Prime Minister Stephen Harper announced some new measures this week, that would aim to track foreign home ownership in Canada. “Canadians [are] struggling to find a home,” says Harper, and he points the finger at non-resident foreign buyers. He says that they are the reason that Canadians are finding house prices beyond their budgets. The real-estate issue in Vancouver is a touchy one for some, with many blaming Asian foreigners for the lack of affordable options in home property spaces in the area. Housing costs are so high, that the average cost of a detached house in Vancouver is now around $2 million. The cost of housing is painfully disconnected from the local labour market.
The property spaces being desired by foreigners however, are those that are too costly for many local residents to ever be able to afford. According to one prominent B.C. Real estate company, mainland Chinese buyers in 2014 accounted for 70 percent of the firm's transactions of high-end homes which had a cost of over $3 million. The data shows a decline in correlation with the price of the property space. For homes that cost between $1 million - $3 million, the Chinese buyers only accounted for 21 per cent of the transactions. For the homes under $1 million, it was reduced to 11 percent. Are the foreign buyers entirely to blame for the high costs of housing in Vancouver? Not exactly.

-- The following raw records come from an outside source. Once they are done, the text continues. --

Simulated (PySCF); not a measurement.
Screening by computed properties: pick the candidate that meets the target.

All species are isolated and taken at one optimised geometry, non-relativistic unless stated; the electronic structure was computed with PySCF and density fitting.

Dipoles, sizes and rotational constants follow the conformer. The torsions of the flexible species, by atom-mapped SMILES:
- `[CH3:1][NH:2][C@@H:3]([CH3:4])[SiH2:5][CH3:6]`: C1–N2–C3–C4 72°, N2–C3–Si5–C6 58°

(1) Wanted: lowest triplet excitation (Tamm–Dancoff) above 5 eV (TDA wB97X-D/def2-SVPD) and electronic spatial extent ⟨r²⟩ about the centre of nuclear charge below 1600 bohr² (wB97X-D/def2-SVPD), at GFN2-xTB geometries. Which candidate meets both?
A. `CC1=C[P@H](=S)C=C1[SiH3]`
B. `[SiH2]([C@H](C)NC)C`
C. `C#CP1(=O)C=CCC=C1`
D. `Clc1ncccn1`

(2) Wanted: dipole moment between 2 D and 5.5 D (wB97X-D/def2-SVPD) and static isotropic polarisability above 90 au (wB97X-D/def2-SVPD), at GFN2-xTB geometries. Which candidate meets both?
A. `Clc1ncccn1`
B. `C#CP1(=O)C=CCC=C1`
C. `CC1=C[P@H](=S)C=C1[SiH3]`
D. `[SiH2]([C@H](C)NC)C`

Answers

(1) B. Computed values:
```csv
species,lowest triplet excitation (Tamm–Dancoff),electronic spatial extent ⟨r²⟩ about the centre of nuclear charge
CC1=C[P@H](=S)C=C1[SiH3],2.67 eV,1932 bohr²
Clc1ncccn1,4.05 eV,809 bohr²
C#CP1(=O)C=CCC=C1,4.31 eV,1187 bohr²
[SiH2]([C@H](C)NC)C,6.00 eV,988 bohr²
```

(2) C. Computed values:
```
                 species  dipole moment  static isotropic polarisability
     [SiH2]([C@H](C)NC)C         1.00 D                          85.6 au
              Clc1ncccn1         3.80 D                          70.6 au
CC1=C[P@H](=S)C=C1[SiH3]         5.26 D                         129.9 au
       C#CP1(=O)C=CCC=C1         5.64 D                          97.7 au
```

There are some financial experts who would argue that the Canadian real-estate market, not just Vancouver, is grossly overvalued and ready to pop. According to the Organization for Economic Co-Operation and Development (OECD) and Deutsche Bank Global Markets Research, the Canadian real estate bubble is currently one of the most overvalued real estate bubbles in the world. Also, as Canadians continue to lose purchasing power of their currency every year, there's no surprise that the cost of housing will continue to go up so long as the current self-destructive monetary policy is continued. The Economist has also ventured to estimate that Canada's housing prices are overvalued by roughly 35 percent, and this point was reiterated by the Bank of Canada governor himself who also pressed that he thought the market to be at least 30 percent overvalued. Despite the bubble, the real-estate market in Vancouver continues to do well; thanks to foreign buyers.
Even short sellers in the US are betting on real estate values in Canada to crash, the same ones who profited when the U.S. housing market collapsed back in 2008. They think that Canadians hold too much mortgage debt and that Canadian banks will lose money on unpaid loans when those prices fall. Earlier this year it was announced that household debt to disposable income was at 163.3% at the end of the last quarter.
Harper says that his government is committed to begin tracking foreign ownership in the residential market. “A re-elected Conservative government will commit to collecting comprehensive data on the foreign non-resident purchase of Canadian real estate,” said Harper. Although he declined to offer any specifics on how he might go about tracking those transactions. One study effort by the Crown Corporation Canada Mortgage and Housing Corp has been tracking the sale of new condos in the Vancouver and Toronto area, and they found that less than 2.5 percent of the market was foreign owned. Most Canadian homeowners with a mortgage currently, will still be paying it off well into their late 50s. Manulife polled over 2,000 Canadian homeowners in all provinces, and they found that Canadians are carrying an average of $190,000 in mortgage debt, with an average of $217,300 in British Columbia.
Lowering interest rates only adds fuel to the bubble, and the Bank of Canada just lowered their rates in July of this year. Lowering the interest expands the credit and will result in more mortgages and more debt for Canadians. Some are estimating that we could see a correction in the Canadian real estate market this year.